Building below the surface is one of the oldest ideas in construction, yet it still feels new every time a city runs out of room. To understand why architects keep looking downward, it helps to trace the history of underground architecture from ancient survival strategies to the engineered spaces of today. The path runs through defensive tunnels, buried railways, wartime shelters, and a quiet design movement that turned the earth itself into insulation.

The history of underground architecture
Credit: The World’s Most Beautiful Subterranean Buildings (businessinsider.com)

How Did Underground Architecture Begin?

The earliest chapters of underground architecture history are stories of survival. Long before mechanical ventilation or reinforced concrete, communities carved living space directly into soft rock. The volcanic tuff of central Anatolia was ideal for this, easy to cut when fresh and hardening on contact with air.

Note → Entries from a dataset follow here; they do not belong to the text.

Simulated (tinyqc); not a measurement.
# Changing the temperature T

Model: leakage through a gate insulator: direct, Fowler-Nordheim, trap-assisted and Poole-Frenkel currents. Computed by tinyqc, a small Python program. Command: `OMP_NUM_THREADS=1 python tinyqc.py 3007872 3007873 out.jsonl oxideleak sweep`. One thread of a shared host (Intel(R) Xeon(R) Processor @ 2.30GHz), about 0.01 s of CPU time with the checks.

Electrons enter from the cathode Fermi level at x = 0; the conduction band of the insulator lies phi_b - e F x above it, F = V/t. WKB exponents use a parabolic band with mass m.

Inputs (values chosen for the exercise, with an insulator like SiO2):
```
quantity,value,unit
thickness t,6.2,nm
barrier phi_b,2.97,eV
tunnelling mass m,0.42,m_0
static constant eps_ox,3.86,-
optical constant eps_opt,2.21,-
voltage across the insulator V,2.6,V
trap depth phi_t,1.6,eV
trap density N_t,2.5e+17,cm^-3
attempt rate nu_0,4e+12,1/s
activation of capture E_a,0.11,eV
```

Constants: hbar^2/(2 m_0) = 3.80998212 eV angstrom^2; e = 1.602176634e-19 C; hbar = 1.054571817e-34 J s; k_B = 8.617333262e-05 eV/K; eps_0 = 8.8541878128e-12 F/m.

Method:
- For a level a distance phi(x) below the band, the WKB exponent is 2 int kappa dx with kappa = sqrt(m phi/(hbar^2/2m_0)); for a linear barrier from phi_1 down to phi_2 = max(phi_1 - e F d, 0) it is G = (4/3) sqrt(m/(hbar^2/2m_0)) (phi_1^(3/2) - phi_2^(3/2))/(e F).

The clearest example sits under the Cappadocia region of modern Turkey. The multi-level city of Derinkuyu descended roughly 85 meters through as many as eighteen carved levels, complete with stables, wine presses, chapels, ventilation shafts, and rolling stone doors that sealed each floor against invaders. It formed part of the wider rock-cut landscape now protected as a UNESCO World Heritage Site, alongside the cave churches of Göreme.

📌 Did You Know?

Derinkuyu is thought to have sheltered up to 20,000 people along with their livestock and food stores. Its ventilation shafts, some more than 50 meters deep, still keep air fresh through the lower levels today.

Cappadocia was not alone. Roman builders dug catacombs and hypogea for burial and ritual, cut vast cisterns to store water, and lined cities with service tunnels. In North Africa, the Berber pit dwellings of Matmata in Tunisia used sunken courtyards to escape desert heat, a method that still keeps interiors cool without power. Each case points to the same early logic: the ground offered protection, a steady temperature, and concealment that surface buildings could not match.

Sedlec Ossuary underground chapel interior
Credit: Sedlec Ossuary, Kutná Hora, Czech Republic

Medieval Europe added its own layer to this record. The Sedlec Ossuary beneath the Cemetery Church of All Saints in Kutná Hora, Czech Republic, turned a subterranean chapel into a place of memory, its interior arranged from the bones of tens of thousands of people. Spaces like this show that the underground was never only practical. It also carried spiritual and symbolic weight.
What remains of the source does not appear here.